The countdown is on for Design Matters and just a couple of days are left before the exhibition of International and local, Copenhagen Design (although digital) starts. As I am a lover of tranquility and comfort, I have already been in Copenhagen for a couple of days, just in time to start settling down before Copenhagen Design Week starts. And here, of course, I have had time to experience a bit of the world-famous Danish lux.
Now, as many of you design lovers may well imagine, Danish and – more in particular – Copenhagen Design is all about minimalism. I also know that to many of you the two words ‘Luxury’ and ‘Minimalism’ might well sound contrasting. Minimalism is in fact greatly inspired by a more rustic and simple time, while Luxury sometimes tends to follow the motto of ‘More is more‘. However, after a couple of days in the city of Copenhagen Design Week, that is not truly my opinion.

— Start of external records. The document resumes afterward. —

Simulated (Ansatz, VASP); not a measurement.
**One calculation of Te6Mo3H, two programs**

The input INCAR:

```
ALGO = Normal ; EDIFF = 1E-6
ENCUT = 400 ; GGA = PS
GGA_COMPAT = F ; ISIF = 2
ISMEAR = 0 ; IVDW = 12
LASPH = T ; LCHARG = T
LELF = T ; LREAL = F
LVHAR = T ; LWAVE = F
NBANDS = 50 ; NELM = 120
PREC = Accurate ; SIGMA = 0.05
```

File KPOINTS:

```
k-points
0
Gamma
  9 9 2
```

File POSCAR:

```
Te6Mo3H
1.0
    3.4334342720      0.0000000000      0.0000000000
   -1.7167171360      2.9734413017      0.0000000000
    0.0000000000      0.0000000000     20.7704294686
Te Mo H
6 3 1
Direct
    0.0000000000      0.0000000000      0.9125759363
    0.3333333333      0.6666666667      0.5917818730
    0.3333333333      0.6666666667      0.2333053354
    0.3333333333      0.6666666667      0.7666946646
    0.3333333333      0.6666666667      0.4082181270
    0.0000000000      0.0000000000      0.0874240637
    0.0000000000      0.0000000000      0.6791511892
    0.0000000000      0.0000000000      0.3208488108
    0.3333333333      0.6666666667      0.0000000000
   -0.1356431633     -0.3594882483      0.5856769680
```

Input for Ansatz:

Where to stay for Copenhagen Design Week
First of all, I was left speechless when I entered the hotel I had booked for my staying. The Nobis Hotel Copenhagen is a sublime combination of modern Luxury and minimalist Copenhagen Design. Their architecture and interior design was in fact not only contemporary-inspired, but also owned up to a more classic and iconic taste. They are committed to creating ‘an environment where you feel that there is an authentic soul and attention to the smallest detail‘. And I definitely did feel that. ‘It’s our personal definition of luxury‘.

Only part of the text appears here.